Two Rotations

Published on July 12, 2021 by Free

The 5bps RRP hike created a wedge between the opportunity costs of 2a-7 money market funds (“MMFs”) and non-MMF cash investors that is setting the stage for a tectonic rotation. By August month-end around $1t in Treasuries and Agencies held by MMFs will mature and most of the proceeds will be reinvested into the RRP. The RRP is offering the same yield as bills but allows MMFs to conserve their WAM/WAL dollars for more attractive investments. As the same time, some non-MMF cash investors will be moving out of their 1bps MMF shares or 0% bank deposits and into slightly higher yielding bills. MMF portfolios are earning more from the 5bps RRP hike, but passing on virtually none of it to their investors. This makes 5bps bill yields attractive to non-MMF cash investors. At the same time, bill supply is shrinking as Treasury cuts issuance to stay under the debt ceiling. In this post we preview the two upcoming rotations created by the 5bps RRP wedge, and suggest that these forces will slowly push short-dated bills back towards 0%.
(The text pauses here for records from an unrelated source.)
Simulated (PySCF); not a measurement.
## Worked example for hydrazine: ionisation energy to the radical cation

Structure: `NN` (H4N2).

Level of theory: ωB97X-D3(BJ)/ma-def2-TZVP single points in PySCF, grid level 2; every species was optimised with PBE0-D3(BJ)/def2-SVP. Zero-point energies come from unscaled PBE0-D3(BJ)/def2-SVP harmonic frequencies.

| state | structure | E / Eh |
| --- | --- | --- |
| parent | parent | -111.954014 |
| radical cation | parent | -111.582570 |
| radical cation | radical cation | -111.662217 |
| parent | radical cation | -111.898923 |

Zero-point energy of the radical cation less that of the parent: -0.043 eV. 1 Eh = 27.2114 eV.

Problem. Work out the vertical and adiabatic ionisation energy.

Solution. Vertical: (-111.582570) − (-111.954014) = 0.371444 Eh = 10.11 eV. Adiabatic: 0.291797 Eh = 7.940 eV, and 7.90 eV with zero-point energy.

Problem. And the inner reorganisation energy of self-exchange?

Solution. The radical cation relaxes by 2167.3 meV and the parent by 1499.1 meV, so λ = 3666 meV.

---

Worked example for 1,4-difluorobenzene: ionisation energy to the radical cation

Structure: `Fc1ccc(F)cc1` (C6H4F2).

MMFs Move From Bills to RRP

With bills and agencies trading around the 5bps RRP offering rate, MMFs will roll most of their upcoming maturities into the RRP. At the same yield, MMFs prefer the RRP to bills/agencies because the RRP conserves their portfolio’s weighted average life (“WAL”) and weighted average maturity (“WAM”). MMF are highly regulated in the composition and maturity structure of their holdings. Two constraints are a 120 day limit on WAL and a 60 day limit on WAM, which act to limit the amount of duration a MMF can hold. MMFs usually use their “WAM/WAL dollars” to pick up extra yield along the curve, and would be wasting it on bills/agencies without any extra yield pick-up over the RRP. The RRP is offering the same credit quality, yield, and regulatory liquidity as bills but with a 1 day maturity.

MMF regulatory filings as of June month-end show around $1t in bills and agencies will mature by the end of August (excluding Treasury only funds, who can only roll into Treasuries). Some of the prime MMFs will try to roll into time deposits at LIBOR, and some of the government funds will be rummaging through short dated coupons as they roll down the curve for extra yield. But investment opportunities are scarce, so most of the money will rotate into the RRP. There’s already almost $800b in the RRP that would pounce at an opportunity to earn an extra basis point. A rough assumption of a 75% roll-over into the RRP suggests RRP participation of $1.5t by August month-end. Note that RRP counterparty limits are illusory, with recent Fed minutes already hinting at further increases.

Cash Investors Move From MMF to Bills

Most Govie funds have portfolios yielding ~7-8bps, take 6bps as fees, and offer investors 1bps

Some institutional investors will move out of Government MMFs into bills, which are higher yielding and more versatile. For most investors in Government MMF, the 5bps RRP hike never occurred and they are still receiving just 1bps. The Fed’s 5bps adjustment moved gross Government MMF portfolio yields up to around 7bps, but that may not even cover their operating costs. MMF management fees vary across the hiking cycle, with fees last cycle rising from a low of ~12bps when rates were 0% to ~40bps as the hiking cycle proceeded. The current implied management fees of around 6bps would be at 10 year lows and suggests that most Government MMF shares will yield 1bps for the foreseeable future.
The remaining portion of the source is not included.